On a recent walk along a street in the southern Chinese city of Sanya, I heard a shop pumping out a rock version of the famous Communist Party anthem “Socialism Is Good.” Although I loathe this song, as the music became louder, I still found myself singing along under my breath. “The reactionaries toppled / Imperialists flee with their tails between their legs. … The Communist Party is good / The Communist Party is good / The Communist Party is a good leader of the people.”
 
For decades, Communist Party songs like this one have been ringing in Chinese people’s ears. For many people, myself included, these songs formed the soundtrack to our youth. Even today, though the party has become Communist in name only, they still flood the airwaves. It’s difficult to overestimate the extent of their influence not only on the Chinese spirit, but on the Chinese language itself.
 
More than 60 years of Communist hate education, inane propaganda and the comprehensive destruction of classical civilization have spawned a new style of speaking and writing. The Chinese language has become brutalized — and the Communist Party is largely to blame.
 
It’s not only government proclamations that clank with harsh cadences and revolutionary fervor, but also literary and scholarly works, and most disturbing, private speech.

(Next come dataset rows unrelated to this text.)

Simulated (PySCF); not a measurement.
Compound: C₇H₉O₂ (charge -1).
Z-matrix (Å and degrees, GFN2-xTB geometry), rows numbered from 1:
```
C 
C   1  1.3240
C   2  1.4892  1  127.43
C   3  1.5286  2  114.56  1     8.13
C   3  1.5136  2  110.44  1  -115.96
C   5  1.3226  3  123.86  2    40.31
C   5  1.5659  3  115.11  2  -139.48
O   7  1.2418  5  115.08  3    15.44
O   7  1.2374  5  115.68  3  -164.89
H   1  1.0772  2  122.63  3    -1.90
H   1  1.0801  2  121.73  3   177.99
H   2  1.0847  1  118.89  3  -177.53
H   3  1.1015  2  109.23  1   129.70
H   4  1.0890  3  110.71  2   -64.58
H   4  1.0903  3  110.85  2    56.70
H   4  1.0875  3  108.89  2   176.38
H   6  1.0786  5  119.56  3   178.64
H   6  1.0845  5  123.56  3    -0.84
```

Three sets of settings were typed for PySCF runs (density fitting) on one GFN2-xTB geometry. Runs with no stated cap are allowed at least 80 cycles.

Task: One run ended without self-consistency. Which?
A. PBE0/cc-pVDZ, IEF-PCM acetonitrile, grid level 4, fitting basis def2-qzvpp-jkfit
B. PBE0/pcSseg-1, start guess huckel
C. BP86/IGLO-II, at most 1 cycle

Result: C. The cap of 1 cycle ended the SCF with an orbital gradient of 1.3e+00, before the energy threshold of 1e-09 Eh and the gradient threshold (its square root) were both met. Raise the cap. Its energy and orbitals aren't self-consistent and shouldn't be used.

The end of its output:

The default lingo of high party officials, even on the most solemn occasions, includes banal aphorisms like, “to be turned into iron, the metal must be strong.” Official proclamations and the nightly newscasts speak of “social harmony” and the “Chinese spirit.” In addition to promoting the “China Dream” and a strong work ethic, President Xi Jinping is known for uttering lines like, “Never allow eating the Communist Party’s food and then smashing the Communist Party’s cooking pots.”
 
The government’s propaganda and education machinery moved past the revolutionary bloodthirsty bitterness. Our textbooks are litanies of brutal heroic deeds: “Stop a gun with your chest, hold a bomb in your hands, lie on a fire without moving, until you burn to death.” Nearly every Chinese child still wears a red scarf, “dyed with martyr’s blood,” and many grow up singing the young pioneers’ songs: “Always prepared, to perform noble feats, to wipe out our enemy.
 
Decades of this party blather have washed through a mighty propaganda machine straight into people’s minds and into the Chinese vernacular. In recent years, I have even heard many friends, some dissidents, using the language of our propagandists, and not ironically.
 
Two years ago, in a small town in central Shanxi Province, I overheard two old farmers debating whether a bowl of rice or a steamed bun was more satisfying. As the argument became more heated, one farmer accused the other, without irony, of being a “metaphysicist.”
 
Mao was skeptical of metaphysics and thus, over the years, it became a dubious concept, used in Chinese propaganda as a pejorative term. It’s fair to assume these two farmers didn’t know much about metaphysics, yet they were using the term as an insult, straight out of the party lexicon. Other phrases like “idealist” and “petit bourgeois sentimentalist” have become everyday terms of abuse, even when those who use them clearly have no real idea what they mean.
 
Revolutionary language is ubiquitous among normal Chinese people. We commonly refer to economic sectors like industry and agriculture as “battle fronts.” (Most workplaces, in fact, are called “fronts.”) Continuing to work while sick is likened to “the wounded not leaving the front line.” Many big enterprises talk about their marketing teams as “armies” or “troops,” and their sales territories as “battle zones.”
 
The literary scholar Perry Link and others have called this “Mao language.” In a 2012 essay on ChinaFile, the Asia Society’s website, Mr. Link wrote that such talk is “much more freighted with military metaphors and political biases than most.” In that same article, he gave some pointed examples of how Mao language has seeped into everyday usage: “At the ends of banquets, even today, mainland Chinese sometimes urge their friends to xiaomie [annihilate] the leftovers; a mother on a bus, the last time I was in Beijing, answered her little boy, who said, “Ma, I really need to pee!” by saying, “Jianchi! [Be resolute!] Uncle bus driver can’t stop here.”
 
The roots of this New Chinese Language naturally go back to Mao. In his 1942 Yan’an speech exhorting authors and artists to “serve the people,” Mao called for writers to use language people can understand. Even in essays he wrote before the Communist Party took power, Mao rebuked the use of “shady” words that “the masses” wouldn’t understand. In direct response to Mao’s dictates, the party apparatus promoted “the people’s language” — a plain and easy to understand style.